🔗Impersonation

Impersonation allows users to run programs and access datasets, streams, and other resources as pre-configured users (a principal). Currently, CDAP supports configuring impersonation at a namespace and at an application level, with application level configuration having a higher precedence than namespace level.

Namespace-level impersonation means that every namespace has a single principal that all programs in that namespace run as, and that resources are accessed as.

Application-level impersonation which means that every application has a single principal that all programs in that application run as, and that resources are accessed as. Any streams or datasets created by the application would be owned by that user.

Streams and datasets created outside of an application can be created with a principal; otherwise, they would be owned by the principal defined for the namespace in which they are created.

🔗Requirements

To utilize this feature, Kerberos must be enabled on the cluster and configured in cdap-site.xml, using the parameter kerberos.auth.enabled.

To configure a namespace to have impersonation, specify the Kerberos principal and keytabURI in the namespace configuration. The keytab file (the "keytab") must be readable by the CDAP user and can be on either the local file system of the CDAP Master or on HDFS. If the keytab is on HDFS, prefix the path with hdfs://. If CDAP Master is HA-enabled, and the local file system is used, the keytab must be on all local file systems used with the CDAP Master instances.

If these are not specified, the principal and keytab of the CDAP Master user will be used instead. These are defined by the properties cdap.master.kerberos.principal and cdap.master.kerberos.keytab respectively in the cdap-site.xml file.

The configured Kerberos principal must have been granted permissions for the operations that will occur in that namespace. For instance, if a custom HBase namespace is configured, the configured principal must have privileges to create tables within that HBase namespace. If no custom HBase namespace is specified, the configured principal must have privileges to create namespaces.

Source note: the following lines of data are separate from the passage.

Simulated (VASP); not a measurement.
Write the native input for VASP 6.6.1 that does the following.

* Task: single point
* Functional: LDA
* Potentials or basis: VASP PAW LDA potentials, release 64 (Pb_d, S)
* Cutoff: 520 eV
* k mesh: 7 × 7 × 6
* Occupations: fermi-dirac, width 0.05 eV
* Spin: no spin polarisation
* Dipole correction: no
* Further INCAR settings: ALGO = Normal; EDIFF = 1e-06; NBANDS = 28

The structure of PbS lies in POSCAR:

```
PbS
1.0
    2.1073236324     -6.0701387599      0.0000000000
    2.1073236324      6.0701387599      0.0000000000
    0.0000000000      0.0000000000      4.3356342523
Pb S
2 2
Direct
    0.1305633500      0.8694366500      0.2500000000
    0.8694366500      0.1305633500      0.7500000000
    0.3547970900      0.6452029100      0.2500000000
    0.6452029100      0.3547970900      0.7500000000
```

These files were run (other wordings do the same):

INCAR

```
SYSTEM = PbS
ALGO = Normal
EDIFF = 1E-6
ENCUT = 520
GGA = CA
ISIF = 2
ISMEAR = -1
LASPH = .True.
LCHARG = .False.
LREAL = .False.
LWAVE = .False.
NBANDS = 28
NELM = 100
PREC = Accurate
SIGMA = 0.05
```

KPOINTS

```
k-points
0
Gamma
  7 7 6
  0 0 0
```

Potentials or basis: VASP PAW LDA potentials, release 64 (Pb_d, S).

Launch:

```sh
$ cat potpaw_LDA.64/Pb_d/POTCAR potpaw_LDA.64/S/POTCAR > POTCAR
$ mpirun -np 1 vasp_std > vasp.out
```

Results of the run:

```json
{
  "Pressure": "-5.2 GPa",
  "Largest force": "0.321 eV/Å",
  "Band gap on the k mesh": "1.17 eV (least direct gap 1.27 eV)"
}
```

Because of this, it is simplest to specify a custom mapping for root.directory and hbase.namespace when using impersonation so that the privileges granted to the configured principal can be kept to a minimum.

🔗HDFS Permissions

In the case of impersonation, every user who can be impersonated will need access to their corresponding HDFS /user/<username> directory. The commands for this are described in the installation section for each distribution (Cloudera Manager, Ambari, MapR, and packages).

Note that you can use the HDFS command hdfs groups [username ...] to confirm that the groups are set correctly, and that external security services such as LDAP are configured correctly.

🔗Application-level Impersonation

To use application-level impersonation in CDAP—where applications, datasets, and streams have their own owner and the operations performed in CDAP impersonate their respective owners—CDAP needs to have access to the owner principal and their associated keytabs.

For user's keytab access, CDAP uses these conventions:

  • All keytabs must be present on the local filesystem of nodes on which the CDAP Master is running.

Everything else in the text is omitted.